Choosing tile for your home once meant picking from among a handful of pastel ceramic squares. Would it be dusty pink or dusty blue? If you were feeling bold, maybe mint green or pale yellow?

Today, we’re surrounded – some might say overwhelmed – by choices.

Porcelain tile is now made to realistically look like everything from aged wood and rough fieldstones to sleek Italian marble. Tiles made of glass, cork, mirror and even leather are taking the place of traditional ceramics. In all shapes and sizes, they are being used not just in kitchens and baths, but also in entryways, mudrooms and more.

High style can be had for an increasingly reasonable cost, with mass-market retailers offering trendy glass tile for as little as a few dollars per square foot.

Amid all these possibilities, the biggest challenge is to choose something you’ll continue loving for a decade or more.

“There’s so much decorative tile out there now,” says Matthew Quinn, principal of Design Galleria Kitchen and Bath Studio in Atlanta. But “some of it,” he says, “you can just tell in three or four years this is not something you’re going to want to see every day.”
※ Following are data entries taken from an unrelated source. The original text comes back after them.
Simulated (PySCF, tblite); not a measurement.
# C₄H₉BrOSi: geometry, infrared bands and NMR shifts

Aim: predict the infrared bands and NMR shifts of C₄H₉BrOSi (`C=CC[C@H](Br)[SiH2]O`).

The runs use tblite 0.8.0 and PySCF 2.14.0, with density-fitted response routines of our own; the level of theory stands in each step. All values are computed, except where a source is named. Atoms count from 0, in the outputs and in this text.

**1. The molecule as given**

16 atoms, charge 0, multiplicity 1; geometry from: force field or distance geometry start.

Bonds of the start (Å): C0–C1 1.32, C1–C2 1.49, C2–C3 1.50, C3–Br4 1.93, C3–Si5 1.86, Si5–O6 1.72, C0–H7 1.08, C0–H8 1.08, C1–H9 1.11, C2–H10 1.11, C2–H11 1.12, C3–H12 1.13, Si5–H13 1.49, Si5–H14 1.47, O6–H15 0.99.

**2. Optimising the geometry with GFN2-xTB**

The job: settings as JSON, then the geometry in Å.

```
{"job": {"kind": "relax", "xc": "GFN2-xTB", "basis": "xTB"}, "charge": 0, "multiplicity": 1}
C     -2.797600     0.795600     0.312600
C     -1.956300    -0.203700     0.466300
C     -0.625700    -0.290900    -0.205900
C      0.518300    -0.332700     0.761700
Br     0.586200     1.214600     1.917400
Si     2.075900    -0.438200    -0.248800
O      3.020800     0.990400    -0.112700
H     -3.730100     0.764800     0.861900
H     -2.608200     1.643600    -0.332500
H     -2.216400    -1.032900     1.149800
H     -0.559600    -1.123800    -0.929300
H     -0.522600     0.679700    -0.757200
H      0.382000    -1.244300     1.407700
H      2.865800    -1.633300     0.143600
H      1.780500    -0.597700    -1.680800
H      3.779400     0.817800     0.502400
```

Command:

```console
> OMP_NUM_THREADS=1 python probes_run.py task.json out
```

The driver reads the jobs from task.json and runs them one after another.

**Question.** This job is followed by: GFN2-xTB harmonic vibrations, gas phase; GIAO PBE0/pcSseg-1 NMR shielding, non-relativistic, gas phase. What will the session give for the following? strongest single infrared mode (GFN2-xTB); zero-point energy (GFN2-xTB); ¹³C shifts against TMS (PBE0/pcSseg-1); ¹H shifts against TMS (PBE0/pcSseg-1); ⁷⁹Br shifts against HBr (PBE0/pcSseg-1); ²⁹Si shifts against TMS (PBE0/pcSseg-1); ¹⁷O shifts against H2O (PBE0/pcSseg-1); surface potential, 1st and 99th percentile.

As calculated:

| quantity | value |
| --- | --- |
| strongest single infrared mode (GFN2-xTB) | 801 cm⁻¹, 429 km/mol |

Unlike paint and wallpaper, tile isn’t something easily and affordably changed every few years.

Here, Quinn and interior designers Brian Patrick Flynn and Mallory Mathison share ideas on embracing tile’s new possibilities while still creating a timeless effect.

Floor to ceiling

All three designers are fans of using tile all the way up to the ceiling, rather than the more old-fashioned approach of doing partial tile walls with a snub-nosed edge.

“It makes the entire room more cohesive, and it can also give the illusion that a space is larger than it actually is,” says Flynn. “One of the easiest ways to shrink a room visually is by chopping it up; many times, for me, tile used in just one area quickly chops up a space.”

Flynn has done kitchen walls in floor-to-ceiling tile, and Mathison recommends tiling a single wall from top to bottom in an entryway for a striking effect.

“You think of tile more in utilitarian applications,” she says, “but it can be a beautiful accent.” A full wall of tortoise-shell mosaic tile, she says, feels “almost like your whole wall is covered in jewelry.”